Opinion
Appeal from the District Court, Thirteenth Judicial District, County of Tulare.
The plaintiff, on the 9th day of December, 1873, filed his application and affidavit in the office of the County Surveyor of Tulare County to purchase from the State, as swamp and overflowed, sections nineteen and twenty, in township twenty south, of range twenty-one east, Mount Diablo base and meridian. Within thirty days the County Surveyor completed a survey and plat, and forwarded duplicate copies, with a copy of the application and affidavit, to the Surveyor-General of the State, who filed the same, but refused to approve of the application, for the reason that a certificate of purchase of the land had been already issued to defendant Howell. The Register of the State Land Office made an order referring the contest to the District Court for trial. The plaintiff claimed that the entry made by the defendant Howell was void, owing to defects in the proceedings. The Court decided the contest in favor of the plaintiff, and the defendant appealed.
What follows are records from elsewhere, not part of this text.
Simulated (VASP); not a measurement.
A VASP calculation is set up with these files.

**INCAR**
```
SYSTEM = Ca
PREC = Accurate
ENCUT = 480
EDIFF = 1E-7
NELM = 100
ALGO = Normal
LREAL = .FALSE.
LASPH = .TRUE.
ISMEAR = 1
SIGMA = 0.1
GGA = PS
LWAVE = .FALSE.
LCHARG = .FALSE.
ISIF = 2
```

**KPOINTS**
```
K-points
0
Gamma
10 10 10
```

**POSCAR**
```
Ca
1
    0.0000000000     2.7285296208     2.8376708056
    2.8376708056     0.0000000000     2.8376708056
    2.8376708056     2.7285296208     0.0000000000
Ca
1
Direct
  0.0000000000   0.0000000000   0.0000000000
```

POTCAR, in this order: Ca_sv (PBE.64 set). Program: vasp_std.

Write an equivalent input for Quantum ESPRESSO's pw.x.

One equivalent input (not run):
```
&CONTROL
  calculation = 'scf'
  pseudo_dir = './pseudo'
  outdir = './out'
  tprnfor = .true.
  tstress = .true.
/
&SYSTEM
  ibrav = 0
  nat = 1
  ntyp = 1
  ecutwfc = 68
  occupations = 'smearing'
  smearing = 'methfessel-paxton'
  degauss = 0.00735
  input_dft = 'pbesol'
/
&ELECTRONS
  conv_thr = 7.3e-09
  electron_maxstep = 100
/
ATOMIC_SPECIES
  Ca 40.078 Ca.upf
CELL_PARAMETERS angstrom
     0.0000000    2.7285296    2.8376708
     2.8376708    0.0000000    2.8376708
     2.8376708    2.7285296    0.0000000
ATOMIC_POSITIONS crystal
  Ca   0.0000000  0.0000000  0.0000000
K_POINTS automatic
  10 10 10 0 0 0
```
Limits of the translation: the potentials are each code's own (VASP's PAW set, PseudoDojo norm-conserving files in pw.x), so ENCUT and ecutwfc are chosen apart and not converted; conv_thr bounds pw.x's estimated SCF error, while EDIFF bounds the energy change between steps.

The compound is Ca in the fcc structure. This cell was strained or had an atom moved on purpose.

The three thousand four hundred and forty-third section of the Political Code requires the applicant to purchase land to state, in his affidavit, whether there are or are not settlers on the land; and if there are settlers, the affidavit must state that the land has been segregated more than six months.
COUNSEL:
Sawyer & Ball, for the Appellants.
Stewart & Greathouse and Henry Edgerton, for the Respondent.
OPINION By the Court:
The plaintiff, in his application to purchase the lands, stated that " he did not know of any valid claim to the same other than his own, and that there were no settlers thereon, or, if there were, that the land had been segregated more than six months." The application does not conform to sec. 3442 of the Political Code. The facts required by that section to be stated in the application must be stated directly and positively, and not in an alternative form, as in this case.
Judgment reversed and cause remanded for further proceedings. Remittitur forthwith.